As I'm sure you all remember my award-winning CHONE-based projections combined with a spreadsheet from Beyond the Box Score for the 2009 Royals that came out long ago (and by long ago, I mean earlier this week). Since then, Sky Kalkman has "perfected" his spreadsheet and started Beyond the Box Score's Community Projection Project. Your's truly offered to "coordinate" the Royals projections over here. I hope that's cool, 'cause it's too late. The idea is that the nerdy portion of each team's internet fanbase (us) would fill out its respective team's tab of this massive EditGrid spreadsheet (click the tabs at the bottom to get to KCA -- you'll have to "arrow over" pretty far to the right). As before, I've filled in the basic vaules, but this time, I didn't get too crazy and specific. I just went with some very lightly "contoured" playing time predictions and stuff.

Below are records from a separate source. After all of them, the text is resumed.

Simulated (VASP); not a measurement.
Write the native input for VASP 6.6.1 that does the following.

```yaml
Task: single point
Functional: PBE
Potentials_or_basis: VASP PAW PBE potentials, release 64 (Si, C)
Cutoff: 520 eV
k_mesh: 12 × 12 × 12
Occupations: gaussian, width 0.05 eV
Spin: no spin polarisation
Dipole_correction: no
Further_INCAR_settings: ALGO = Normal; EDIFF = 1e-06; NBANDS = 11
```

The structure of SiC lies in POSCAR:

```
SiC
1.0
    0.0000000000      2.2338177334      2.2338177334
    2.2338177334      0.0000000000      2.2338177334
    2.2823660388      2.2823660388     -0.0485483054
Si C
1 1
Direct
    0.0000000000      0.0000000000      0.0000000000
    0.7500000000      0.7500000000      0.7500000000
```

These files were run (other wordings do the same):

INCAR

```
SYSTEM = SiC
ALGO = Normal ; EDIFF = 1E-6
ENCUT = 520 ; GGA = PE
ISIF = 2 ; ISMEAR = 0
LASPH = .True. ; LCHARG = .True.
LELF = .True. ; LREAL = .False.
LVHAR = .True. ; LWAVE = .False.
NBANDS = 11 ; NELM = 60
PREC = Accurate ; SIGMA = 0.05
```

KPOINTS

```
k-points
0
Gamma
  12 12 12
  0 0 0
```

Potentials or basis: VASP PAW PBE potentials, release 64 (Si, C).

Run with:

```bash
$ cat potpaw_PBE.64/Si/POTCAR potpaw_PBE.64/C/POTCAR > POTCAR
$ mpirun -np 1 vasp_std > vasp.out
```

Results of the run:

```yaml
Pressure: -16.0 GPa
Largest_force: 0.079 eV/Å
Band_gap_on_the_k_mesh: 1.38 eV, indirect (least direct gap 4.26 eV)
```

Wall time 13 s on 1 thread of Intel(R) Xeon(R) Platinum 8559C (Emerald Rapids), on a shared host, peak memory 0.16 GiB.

Why? Because this isn't my personal projection, but a community projection that I hope we can all come together and participate in to some extent, despite some recent disagreements and what-not.
So what do we do?
To repeat what I said in my earlier post, I simply entered in CHONE's projected rate offensive and pitching stats available both from CHONE's own site and also from Fangraphs. I used CHONE as my starting point because it's free and easily accesible to everyone with a level of detail not yet available from any other free projection systems, and it's completely out now. That doesn't mean we can't incorporate stuff from other projection systems as they come out (PECOTA and ZiPS are excellent, but neither is fully out yet, and PECOTA is only properly accessible to Baseball Prospectus subscribers). I hope that we also get input from those systems when they come out with their Royals projections... but more on that in a minute.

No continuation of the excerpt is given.